OTTAWA - Foreign Affairs Minister John Baird says he hopes Russia has seen the "virtue" of diplomacy to resolve the crisis in Ukraine, while a defence expert warns that Canada should be paying more attention to Russia's claims in the Arctic.
Baird, speaking in Chisinau, Moldova, sounded hopeful about talks between Russian Foreign Minister Sergei Lavrov and U.S. Secretary of State John Kerry in Paris, aimed at diffusing tension in eastern Europe.
"We believe that Russia has apparently now seen the virtue of a diplomatic pact and equivalent steps in positive action," Baird said at a joint news conference with Moldova's foreign minister.
"Frankly speaking, the actions of the Russian Federation will speak more loudly than its words."
He again called on Moscow to withdraw troops from Crimea and along the borders of eastern Ukraine.
Russia laid out a tough set of conditions for a diplomatic settlement, proposals that would radically alter the way Ukraine is governed and administered by making regions more autonomous.
Baird met with a series of senior government ministers in Moldova, a country squeezed between Ukraine and Romania, and assured them Canada strongly believes in the country's territorial integrity.
But defence expert Rob Huebert of the University of Calgary says the Harper government should be paying closer attention to Canada's own yet-to-be-defined border with Russia in the Arctic.
His warning comes after a published report in Moscow last week saying further militarization in the Arctic that would challenge Russia's pre-eminence in the region is a "red line" that the West dare not cross.
Canada and Russia have competing interests in the Far North, especially in resource development. The stakes were raised when Prime Minister Stephen Harper last year ordered that Ottawa's presentation to a United Nations panel on boundaries in Arctic be updated to include a claim to the North Pole.
Although the two nations — as well as several other Arctic countries — are engaged in an international process, Huebert said Putin's recent annexation of Crimea in defiance of international law raises the question of whether Russia would respect a border decision that doesn't go in its favour.
"You have an increasingly isolated Russia that has identified the Arctic region as one of their core strategic interests," said Huebert.
"You have to ask the question: If they've been kicked out of the G8 and humiliated, are they going to keep playing by the rules of the international community, if they think this is costing them substantial resources?"
Putin has made a priority of beefing up Russia's military presence in the Arctic — something Huebert says many experts have blithely dismissed as posturing for a domestic audience.
The take away from the Ukraine crisis is that Russia must be taken seriously and as a consequence, he says, the Harper government should take a closer look at its own military plans in the Arctic.

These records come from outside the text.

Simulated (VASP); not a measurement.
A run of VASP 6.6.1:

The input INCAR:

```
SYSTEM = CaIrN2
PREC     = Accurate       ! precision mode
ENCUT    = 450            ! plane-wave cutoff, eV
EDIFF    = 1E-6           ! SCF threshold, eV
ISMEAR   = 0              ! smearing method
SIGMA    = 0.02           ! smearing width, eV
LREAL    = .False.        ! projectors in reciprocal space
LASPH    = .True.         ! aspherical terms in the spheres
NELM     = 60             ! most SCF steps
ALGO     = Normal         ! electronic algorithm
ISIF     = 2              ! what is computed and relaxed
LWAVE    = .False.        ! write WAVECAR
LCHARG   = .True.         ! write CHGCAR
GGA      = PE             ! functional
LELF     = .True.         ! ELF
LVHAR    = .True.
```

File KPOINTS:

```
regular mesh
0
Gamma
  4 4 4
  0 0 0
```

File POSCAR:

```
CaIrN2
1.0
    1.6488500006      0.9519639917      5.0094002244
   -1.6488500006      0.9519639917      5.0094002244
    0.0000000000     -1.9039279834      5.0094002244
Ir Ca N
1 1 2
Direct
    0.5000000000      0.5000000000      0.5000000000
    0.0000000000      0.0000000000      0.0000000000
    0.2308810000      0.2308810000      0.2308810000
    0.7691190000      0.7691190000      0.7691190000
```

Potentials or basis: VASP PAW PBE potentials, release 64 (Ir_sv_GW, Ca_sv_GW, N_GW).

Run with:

"We have to start re-examining some of the hairball assumptions that we have," said Huebert.
The navy is in the process of constructing up to six lightly-armoured Arctic patrol ships that will perform — by the government's own acknowledgment in internal documents — a policing role.
It also has no submarines capable of operating under the ice, and there is limited surveillance in the region because plans for drones and satellites that can peer through the clouds are either delayed or on hold.